This is the day which the Lord has made; Let us rejoice and be glad in it.

Something odd is happening. It's pouring rain, but the sky is inexplicably lighter. This small glimmer of light is just enough for you to realize that no matter how bad things are, they aren't as bad as they could be. And now the deluge is lessening to a heavy shower... a soft rain... a sprinkle... and now the clouds part and you see the most beautiful rainbow against the receding black clouds.

The forecast for this weekend? Mostly sunny with a chance of torrential rain. Sounds beautiful to me.

Friday, September 11, 2009

Putting yourself out there

Since I am "the writer" in the family, I am in charge of my 10-year-old son's English classes this year (my husband and I homeschool our children.) I say I am "the writer" because I haven't written anything other than business letters and e-mails for more than five years. Still, as Mike and I were assessing the curriculum for this school year we both decided that it was time for Ian to move beyond basic grammar and - since I am the parent with the most writing experience - that I should be the one to teach all the joys of composition. This was one of the most exciting prospects I had encountered in quite some time. Not only would I finally have an active role in our homeschool, but I would be teaching writing, something I have always loved to do.

We just completed day 4 of the school year, and I've lost count of the number of times I've made my son cry. I think we're up to seven.

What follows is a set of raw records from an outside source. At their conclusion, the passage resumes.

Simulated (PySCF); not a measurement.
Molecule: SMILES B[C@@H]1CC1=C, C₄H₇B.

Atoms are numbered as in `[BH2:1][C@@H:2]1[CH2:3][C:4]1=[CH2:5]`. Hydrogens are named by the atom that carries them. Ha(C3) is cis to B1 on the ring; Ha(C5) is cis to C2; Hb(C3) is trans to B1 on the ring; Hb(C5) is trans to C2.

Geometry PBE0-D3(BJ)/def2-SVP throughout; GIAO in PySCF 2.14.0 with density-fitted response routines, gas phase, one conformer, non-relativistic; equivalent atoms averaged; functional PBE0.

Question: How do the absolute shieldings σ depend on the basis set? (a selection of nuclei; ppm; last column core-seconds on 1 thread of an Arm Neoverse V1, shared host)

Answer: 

Now, I realize that Ian is only in fifth grade and that I cannot expect a high-school level composition out of him. We're starting out easy, with the basic 3-5 sentence paragraph. He is very capable of grasping the concept and applying it to his writing. But we have a two-fold problem. First of all, Ian doesn't like repetition. Since he is an intelligent child, he has never really had to work at anything in school. He has gotten used to doing his work once and then moving on to the next new and exciting thing. In short, he has not yet learned that "practice makes perfect" applies to school as well as to dance and music, where he encounters repetition three days a week and loves every minute of it. Writing is something that he doesn't like to do, and he hates it even more because he has to work at it. He must get that from his father.

Secondly, and perhaps most importantly, he fears rejection.

He gets that from me.

Thirteen years ago, I dreamt of a career writing fiction. I have several manuscripts and loads of short stories in varying stages of completion stacked neatly in a box under the bed. I've been told by a variety of teachers and professors throughout the years that I produce publishable work. I even have a 14-year-old list of publications from one professor. He assured me that all I had to do was start submitting my work to the publications, and one of them would publish my stories.

He couldn't tell me which one would do it. And so, I never pursued it. I refused to put myself out there and risk the rejection all writers must face before they finally see their work in print. Instead, I went for the sure thing, ultimately falling into a career that deals with absolutes. Facts that are so concrete they cannot be disputed. In short, no risk of rejection.

I hadn't realized how alike Ian and I are until he handed me his first paragraph. Instead of taking the guidelines I had given him and shaping them into his own original creative work, he had answered the questions asked in the outline, indented the first line, and called it a paragraph. I pointed out all the good things about his work and then told him we would work on it some more. The tears started flowing, and he said, "I don't understand. I followed your guidelines exactly!"

On some level, I'm sure I knew I was limiting myself with my short-sighted and even arrogant attitude toward rejection, but I thought the only person I was limiting was myself. Though this is my first year as an active teacher in our homeschool, it seems as though my son has already learned something from me: the risk of rejection is too great to justify putting yourself out there. I have, in effect, taught Ian to not be creative, to focus on getting the right answer and pleasing everyone except himself.

It's time for a new lesson, and I have my work cut out for me.

This blog serves multiple purposes. First and most importantly, this is my exercise in putting myself out there. I don't know who will end up reading this and what their judgments might be, and that's scary. Secondly, I've been promising someone that I would start sending her some samples of my writing. I started writing a short story a few days ago, but it's slow going. I hope this blog entry will pacify you until I get the story finished, Annie! Third, I need to get back into the practice of writing; this entry has taken forever to write. No wonder my short story isn't finished yet. Finally, my dear husband recently told me it's time to either write or get off the pot. He's been hearing me talk about "someday" for almost 13 years now.

I had a thought this morning that I think summarizes this entry quite well. If you always go after the sure thing, the only thing you can be sure of is an unexceptional result.